When we calculate friction force in an inclined plane, the normal reaction N is taken as mg cos theta but when we calculate friction in banking of roads than mg is taken as Ncos theta where theta is angle of inclination. If Ncos theta is mg than R is more than mg, how it happens

To understand the differences in how we calculate friction forces on an inclined plane versus a banked road, we need to delve into the concepts of normal force and the forces acting on an object in both scenarios. Let's break this down step by step.

Inclined Plane Scenario

When dealing with an inclined plane, the forces acting on an object resting on the slope can be analyzed using basic physics principles. The weight of the object, denoted as mg (where m is mass and g is the acceleration due to gravity), acts vertically downward. The normal force (N) acts perpendicular to the surface of the incline.

Calculating the Normal Force

On an inclined plane, the normal force can be calculated using the angle of inclination (θ). The component of the weight acting perpendicular to the incline is given by:

• N = mg cos(θ)

This means that the normal force is less than the weight of the object because it only counteracts the component of the weight acting perpendicular to the incline. The frictional force (f) can then be calculated using:

• f = μN = μ(mg cos(θ))

Here, μ represents the coefficient of friction between the surfaces in contact.

Banked Road Scenario

Now, let’s consider a banked road. In this case, the road is inclined at an angle θ to help vehicles negotiate curves without relying solely on friction. The forces acting on a vehicle on a banked curve are a bit different.

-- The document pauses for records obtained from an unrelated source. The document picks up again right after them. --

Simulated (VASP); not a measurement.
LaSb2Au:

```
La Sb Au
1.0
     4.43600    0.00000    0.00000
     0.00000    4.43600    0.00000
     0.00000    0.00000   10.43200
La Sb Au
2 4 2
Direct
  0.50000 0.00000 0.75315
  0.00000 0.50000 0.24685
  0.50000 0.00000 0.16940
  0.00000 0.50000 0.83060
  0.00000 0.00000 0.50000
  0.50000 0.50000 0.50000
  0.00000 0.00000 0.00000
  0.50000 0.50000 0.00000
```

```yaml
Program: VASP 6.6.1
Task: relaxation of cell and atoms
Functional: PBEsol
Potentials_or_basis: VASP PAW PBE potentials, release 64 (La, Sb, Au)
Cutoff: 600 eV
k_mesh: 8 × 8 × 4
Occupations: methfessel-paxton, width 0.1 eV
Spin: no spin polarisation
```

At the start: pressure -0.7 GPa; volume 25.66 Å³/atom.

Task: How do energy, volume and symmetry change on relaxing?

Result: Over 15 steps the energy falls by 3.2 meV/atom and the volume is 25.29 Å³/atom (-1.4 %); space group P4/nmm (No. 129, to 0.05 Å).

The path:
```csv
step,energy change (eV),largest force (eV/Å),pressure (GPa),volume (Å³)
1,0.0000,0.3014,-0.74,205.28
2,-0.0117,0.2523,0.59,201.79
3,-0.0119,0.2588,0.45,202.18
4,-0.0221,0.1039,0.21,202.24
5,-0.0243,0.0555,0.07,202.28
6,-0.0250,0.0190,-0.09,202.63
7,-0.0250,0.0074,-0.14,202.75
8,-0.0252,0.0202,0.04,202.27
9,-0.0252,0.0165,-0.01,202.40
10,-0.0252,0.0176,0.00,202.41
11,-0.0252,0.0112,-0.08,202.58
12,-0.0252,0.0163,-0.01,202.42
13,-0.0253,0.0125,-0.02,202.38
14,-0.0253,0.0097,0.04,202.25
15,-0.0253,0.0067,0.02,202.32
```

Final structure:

Understanding Forces on a Banked Curve

For a vehicle moving in a circular path on a banked road, the normal force (N) and gravitational force (mg) work together to provide the necessary centripetal force to keep the vehicle moving in a circle. The normal force is not just balancing the weight; it also contributes to the centripetal acceleration required for circular motion.

Components of Forces

In this scenario, the normal force can be expressed as:

• N = mg / cos(θ)

This indicates that the normal force is greater than the weight of the vehicle when the road is banked. The vertical component of the normal force balances the weight:

• N cos(θ) = mg

However, the horizontal component of the normal force provides the centripetal force needed for circular motion:

• N sin(θ) = mv²/r

Here, v is the velocity of the vehicle and r is the radius of the curve. This means that the normal force is indeed greater than the weight of the vehicle, allowing for the necessary centripetal force to be generated.

Bringing It All Together

In summary, the key difference lies in the role of the normal force in each scenario. On an inclined plane, the normal force directly opposes the weight component perpendicular to the incline, while on a banked road, the normal force not only balances the weight but also provides the centripetal force needed for circular motion. This is why we see different expressions for the normal force in these two cases, and it highlights the importance of understanding the context of the forces at play.